To identify opportunities to enrich local people and places, we must look outside the construction chain, says Adam Crossley
Social value isn’t something done to people – it’s created with and for people. A rich understanding of the community is therefore vital to identifying the local challenges and finding ways to involve people in our projects in a way that creates value far beyond the tangible assets we build.
Our approach to creating social value is looking for opportunities to enrich people, places and partnerships throughout delivery of our programmes. For example, can we ensure that local people are recruited for our roles? Are there opportunities to reduce carbon in construction, or reuse materials to enhance local environments? Can we deliver our project in a way that’s safer, healthier and more inclusive for everyone?
Looking for these opportunities is now intrinsic to how we work, but the biggest impact is made when we collaborate outside the construction value chain to focus on what’s most important to the community.
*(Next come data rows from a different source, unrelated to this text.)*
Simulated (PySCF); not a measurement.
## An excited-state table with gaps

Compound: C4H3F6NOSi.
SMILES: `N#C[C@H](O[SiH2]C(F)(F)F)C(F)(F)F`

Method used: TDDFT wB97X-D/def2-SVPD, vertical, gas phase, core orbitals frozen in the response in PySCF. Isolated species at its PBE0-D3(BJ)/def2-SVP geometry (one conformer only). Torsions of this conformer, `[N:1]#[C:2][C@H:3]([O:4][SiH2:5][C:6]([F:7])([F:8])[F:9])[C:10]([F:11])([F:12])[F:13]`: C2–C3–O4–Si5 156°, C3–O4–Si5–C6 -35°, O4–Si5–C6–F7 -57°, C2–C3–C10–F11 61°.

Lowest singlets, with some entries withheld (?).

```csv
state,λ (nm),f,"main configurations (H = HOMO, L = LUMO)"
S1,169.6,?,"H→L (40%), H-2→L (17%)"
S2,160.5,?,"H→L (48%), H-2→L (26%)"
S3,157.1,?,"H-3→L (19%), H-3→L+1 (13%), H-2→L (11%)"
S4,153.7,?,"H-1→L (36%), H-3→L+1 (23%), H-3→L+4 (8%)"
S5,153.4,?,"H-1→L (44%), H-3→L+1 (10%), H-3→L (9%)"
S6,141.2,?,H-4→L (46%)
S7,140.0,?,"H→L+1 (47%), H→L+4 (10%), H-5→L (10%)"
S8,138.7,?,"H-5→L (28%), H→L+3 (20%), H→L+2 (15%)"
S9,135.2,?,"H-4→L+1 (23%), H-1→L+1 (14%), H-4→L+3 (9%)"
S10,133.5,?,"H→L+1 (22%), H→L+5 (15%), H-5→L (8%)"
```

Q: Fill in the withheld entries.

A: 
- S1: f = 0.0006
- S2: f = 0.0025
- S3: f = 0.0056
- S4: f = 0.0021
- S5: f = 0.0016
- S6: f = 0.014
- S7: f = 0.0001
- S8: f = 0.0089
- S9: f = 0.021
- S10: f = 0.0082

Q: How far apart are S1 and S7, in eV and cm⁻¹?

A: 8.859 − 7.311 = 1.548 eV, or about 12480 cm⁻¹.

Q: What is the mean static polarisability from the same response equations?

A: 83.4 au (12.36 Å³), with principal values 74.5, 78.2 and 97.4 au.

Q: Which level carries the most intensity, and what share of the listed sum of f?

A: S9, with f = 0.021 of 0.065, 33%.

For example, our partnership with British Land has developed social value commitments shaped around generating support for skills and employment, local business and wellbeing – the priorities of people surrounding the £180m redevelopment at Blossom Street in Spitalfields.
Key to unlocking the huge potential of social value in place-making is active collaboration with communities, customers and partners
After seeing the benefits of skills-building activities for people like Mahin, who joined us for a 12-week placement to gain hands-on experience as a project engineer on the refurbishment of 60 London Wall, we are working with Westminster Kingsway College to create placement opportunities at Blossom Street for the next cohort of T-level students, as well as recruiting apprentices and supporting local recruitment and education.
This approach has also paid dividends as part of our involvement in the joint venture working to deliver packages for HS2. For this community, homelessness is on the rise. Sponsored by HS2 and together with our partners and local charities, we have supported people through the employment and upskilling of homeless people and the creation of pop-up shelters that use our site buildings to provide temporary accommodation.
There is much more that can be done, and key to unlocking the huge potential of social value in place-making is active collaboration with communities, customers and partners to create projects that leave a legacy even bigger than the structures we build.